Single pen and watercolor painting on paper of a costume design from the opera “Aida,” made circa early 1870s. The character is unlabeled, but based on other costume designs of the era, it may be the character Radames. There are two practice sketches of a figure’s head in the upper right hand corner, as well as the artist’s signature in the bottom right hand corner. The painting is likely French in origin.
“Etching print of a country scene, created in 1773 by Jean-Jacques de Boissieu. The scene features countryside residents and their pets dancing, socializing, and sitting in the foreground, at the bottom of a hill. Near the top of the hill are musicians under a tent, and at the top of the hill is a church. The artist’s initials and date appear in the bottom left corner…Jean-Jacques de Boissieu was a French etcher, draughtsman, and engraver who lived from 1736 – 1810. Boissieu was quite famous during his lifetime, enjoying success in and beyond his native France. Boissieu shirked the artistic trends of his time, instead favoring the art style of the Dutch masters of the 17th century, particularly Rembrandt van Rijn. He favored this style so much that Boisseau became known as the ‘French Rembrandt.’ Boissieu’s main subject for his art was country living, concentrating on both landscapes, country scenes, and individuals.”

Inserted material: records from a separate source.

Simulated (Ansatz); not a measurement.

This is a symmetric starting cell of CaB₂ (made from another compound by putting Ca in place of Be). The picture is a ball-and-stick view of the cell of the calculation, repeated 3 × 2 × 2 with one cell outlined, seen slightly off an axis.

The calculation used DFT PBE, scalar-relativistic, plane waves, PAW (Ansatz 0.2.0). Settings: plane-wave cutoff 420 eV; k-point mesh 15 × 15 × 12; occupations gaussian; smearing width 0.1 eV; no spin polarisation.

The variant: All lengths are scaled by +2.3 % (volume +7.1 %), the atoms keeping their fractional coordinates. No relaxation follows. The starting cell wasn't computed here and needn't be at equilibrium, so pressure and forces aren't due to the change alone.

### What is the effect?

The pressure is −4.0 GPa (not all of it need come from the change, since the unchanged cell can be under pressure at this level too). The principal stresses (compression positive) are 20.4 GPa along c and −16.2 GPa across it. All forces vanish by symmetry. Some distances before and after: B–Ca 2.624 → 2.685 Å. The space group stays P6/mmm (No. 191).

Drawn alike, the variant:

Luigi Cherubini was an Italian-French composer who lived from 1760-1842, and was a prominent musical figure in France, particularly Paris during the French Revolution. Cherubini’s work mostly consisted of sacred music, but he eventually turned to composing operas in both Italian and French. Cherubini was a contemporary of Beethoven and was overshadowed by the famed composer, though Beethoven studied and admired him. Cherubini’s work is still performed today…Hand-colored lithographic portrait of Luigi Cherubini by Charles Bour after the painting by Felix Emmanuel Henri Philippoteaux, created circa 1840s. In the print, Cherubini sits at a piano with a quill in hand, with scores on the floor and table beside him, presumably at work composing music. French abbreviated text at the bottom of the print reads “F. Philippoteaux pinx.t – Imp. J. Rigo et Cie. – Ch. Bour lith.” and the title “Cherubini.” The lithographic was printed by Jules Alfred Vinvent Rigo.
“Tom and Jerry” is an American cartoon series created by William Hanna and Joseph Barbera in 1940 for Metro-Goldwyn-Mayer. The classic series features a cat named Tom and a mouse named Jerry who perpetually play at a literal game of cat and mouse, with Tom generally being thwarted by Jerry.
The “Tom and Jerry” short “Johann Mouse” premiered on March 21, 1953 and features the duo in mid 19th century Vienna, living in the home of the composer Johann Strauss (which the title plays off of). The plot revolves around Tom attempting to catch Jerry by learning the piano like his master, which Jerry loves to dance to. The short culminates in a performance by the duo at the court of Emperor Franz Joseph I.
Four black and white animation still photographs from the “Tom and Jerry” short “Johann Mouse,” February 24, 1953. Each photograph features a scene from the short, with a typewritten description on the verso and an official approval stamp from the Advertising Code Administration of Hollywood.
Photograph of Arthur Mitchell dancing in costume with a dance partner by photographer Martha Swope, circa early 1960s. The black and white photograph shows Mitchell dancing a pas de deux with a presumably woman dance partner in a studio. The photograph is signed by Mitchell, and also features Swope’s name in the bottom right hand corner. Stamped on the verso is “New York City Ballet” as well as “collection of Terence Murphy[.]” Also written on the verso is “5-24-72 Town Hall[.]”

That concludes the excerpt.